Save, make, understand money

Household Bills

Food prices set to stay high says Bank of England’s chief economist

Rebecca Goodman
Written By:
Rebecca Goodman

Food prices are predicted to remain high and may not return to the levels seen before the cost-of-living crisis, a leading economist has said.

Following the Ukraine invasion and soaring prices and inflation in the UK, food prices have been steadily rising.

Food price inflation is now falling, and hit 13.4% in July, a monthly fall from 14.6%, the lowest level since December 2022, yet prices are still significantly more than they were a year ago. Households who have not made any changes to the way they shop are now paying around £800 more for their food shopping.

Huw Pill, the Bank of England’s chief economist, said he expects food price inflation to fall to around 10% by the end of the year.

But he said in an open question and answer meeting that cheaper food prices were “something we may not be seeing for a while yet, if in the future at all”.

Pill said food price inflation was “more lasting than expected” and not at a “very comfortable level”, according to a report by the BBC.

Firms locking in higher prices

He also said some supermarkets had locked in higher prices in advance of the war in Ukraine, leading to shoppers paying more.

He said: “Some firms decided to sort of lock in their purchases of commodities in international markets in order to reduce that uncertainty, but potentially locked in at quite high levels of prices and they’re still passing that through the system into what ultimately we’re paying for in shops.”
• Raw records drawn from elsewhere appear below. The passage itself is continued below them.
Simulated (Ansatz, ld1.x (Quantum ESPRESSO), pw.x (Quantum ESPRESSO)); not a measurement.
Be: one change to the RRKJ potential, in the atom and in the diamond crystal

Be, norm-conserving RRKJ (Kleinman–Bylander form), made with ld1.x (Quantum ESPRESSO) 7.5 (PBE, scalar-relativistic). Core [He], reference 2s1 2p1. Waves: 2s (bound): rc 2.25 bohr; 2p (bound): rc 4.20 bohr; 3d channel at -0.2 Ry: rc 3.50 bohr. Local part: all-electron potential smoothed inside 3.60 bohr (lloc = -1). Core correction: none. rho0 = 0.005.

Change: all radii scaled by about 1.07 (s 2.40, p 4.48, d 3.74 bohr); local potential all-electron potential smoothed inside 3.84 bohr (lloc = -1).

Over the past year, many supermarkets have launched loyalty schemes, offering cheaper prices to members, and have cut prices to ease the pressure of the cost-of-living crisis for shoppers, and to attract more custom.

Pill said that while there were some hiccups with bringing food prices down, such as the war in Ukraine, but added that global prices for some commodities had begun to fall.

It comes as the Bank of England has raised the base rate to 5.25% piling more pressure on borrowers. Experts are also predicting that it will rise again this year and will not start to fall until 2024.